Tropicana Corp Bhd's RM1.5 billion Islamic Medium-Term Notes (IMTN) Programme (Sukuk Wakalah) and RM2 billion Perpetual Sukuk programme ratings outlook remain negative, MARC Ratings said.

The rating agency has downgraded the IMTN and Sukuk Wakalah to AIS and A-IS from A+IS and AIS respectively.

MARC said that the rating decision reflects Tropicana's sustained poor financial performance and slower-than-expected asset disposals, which would have eased it's tightening cash situation relative to its near-term financial obligations.

In contrast, the ratings could be downgraded if the company's financial status continues to deteriorate, particularly its liquidity position to meet impending financial commitments, it said in a statement.

"The negative outlook highlights the lingering uncertainties on the timely conclusion of asset sales and/or refinancing initiatives to strengthen the balance sheet, and concerns on group financial performance achieving a meaningful turnaround given the still challenging outlook for the domestic property industry," it said.

The outstanding amounts under the Sukuk Wakalah and Perpetual Sukuk programme currently stand at RM1.5 billion and RM648 million, it said.

Tropicana's financial performance has been affected by weak property sentiments, which have been exacerbated by high construction material prices and interest costs, according to MARC.

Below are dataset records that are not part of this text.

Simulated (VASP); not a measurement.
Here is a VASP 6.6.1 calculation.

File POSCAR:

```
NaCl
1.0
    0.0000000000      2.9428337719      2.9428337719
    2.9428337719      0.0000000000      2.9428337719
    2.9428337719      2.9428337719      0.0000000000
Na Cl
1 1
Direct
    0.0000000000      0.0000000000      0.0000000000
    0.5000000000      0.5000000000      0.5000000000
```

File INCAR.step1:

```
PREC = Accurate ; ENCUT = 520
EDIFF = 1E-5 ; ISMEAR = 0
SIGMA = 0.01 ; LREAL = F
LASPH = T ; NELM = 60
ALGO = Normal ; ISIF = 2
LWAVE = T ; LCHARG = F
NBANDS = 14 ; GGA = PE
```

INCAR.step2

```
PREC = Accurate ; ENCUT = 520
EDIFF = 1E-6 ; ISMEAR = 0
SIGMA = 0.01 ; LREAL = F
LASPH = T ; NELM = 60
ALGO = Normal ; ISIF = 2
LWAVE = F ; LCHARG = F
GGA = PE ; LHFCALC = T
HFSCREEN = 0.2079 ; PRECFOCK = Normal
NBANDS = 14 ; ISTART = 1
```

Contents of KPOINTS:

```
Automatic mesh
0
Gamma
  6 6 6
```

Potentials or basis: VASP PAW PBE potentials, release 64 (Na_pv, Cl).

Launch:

The company's adjusted pre-tax loss for 2022 increased to RM102.3 million from negative RM74.2 million the previous year, despite a one-time RM298.6 million loss reserve from land parcel disposals.

Borrowings have remained high at RM4.43 billion (including Perpetual Sukuk), with term borrowings of RM428 million and rated IMTNs of RM645 million maturing by the end of 2023.

MARC said that the outlook will be raised to stable only when the ongoing deleveraging activities are completed and the company achieves long-term financial performance improvement.

Its rating concerns are mitigated by Tropicana's track record in the local property business and profits visibility from its unbilled sales of about RM2 billion.

"As at end-2022, ongoing developments carry a combined gross development value (GDV) of RM4.8 billion, mainly in the Klang Valley, with the overall average take-up rate standing at around 60 per cent. It has planned launches worth around RM3 billion GDV over the near term. We also note the completed inventory level declined to RM195 million as at end-2022 (end-2021: RM275 million) through concerted sales initiatives," said MARC.